Colour & Layer
ˈkʌl / noun: color
1. the property possessed by an object of producing different sensations on the eye as a result of the way it reflects or emits light.
Colour and layering are the defining elements in this body of work. By using CMYK process colours (cyan, magenta and yellow) the work utilises the language of industrial image reproduction. Instead of working on the usual microscopic scale (such as colour newspaper photos with their tiny dots of CMYK ink that create a full-colour image) these works blow the process up to a scale where the illusion is broken and the layered colour relationship can be experienced on a visceral level. While the works are physically flat, shifting illusions of depth are created by the interplay of colour. One colour shifts as others are printed on top. Within the image the illusion of physical depth (positive and negative space) is mutable as well; a shape sitting in the front of the picture plane has the potential to shift to the back and vice versa.

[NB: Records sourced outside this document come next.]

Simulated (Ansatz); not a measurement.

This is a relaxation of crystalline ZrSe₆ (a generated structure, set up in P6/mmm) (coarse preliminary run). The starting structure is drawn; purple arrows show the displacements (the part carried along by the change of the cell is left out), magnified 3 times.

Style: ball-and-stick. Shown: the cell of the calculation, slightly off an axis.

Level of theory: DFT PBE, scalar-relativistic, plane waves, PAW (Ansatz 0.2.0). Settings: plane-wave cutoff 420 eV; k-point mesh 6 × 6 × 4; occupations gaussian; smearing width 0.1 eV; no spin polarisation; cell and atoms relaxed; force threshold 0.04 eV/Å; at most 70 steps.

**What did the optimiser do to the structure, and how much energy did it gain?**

Each work is begun with meditative scribbling; I express my physicality through this action. The marks record the degree of tension and speed with which I am drawing, as well as the range-of- motion and proportion in my hands, arms and shoulders. It is important to me to include this self- portrait of sorts. I make a spontaneous mark then I translate it into a shape which I cut into a stencil, ink up and layer. Every layer creates a new problem or a new solution. The push and pull of control and risk-taking is at the heart of my creative process allowing for works that reveal themselves in different ways each time they are seen.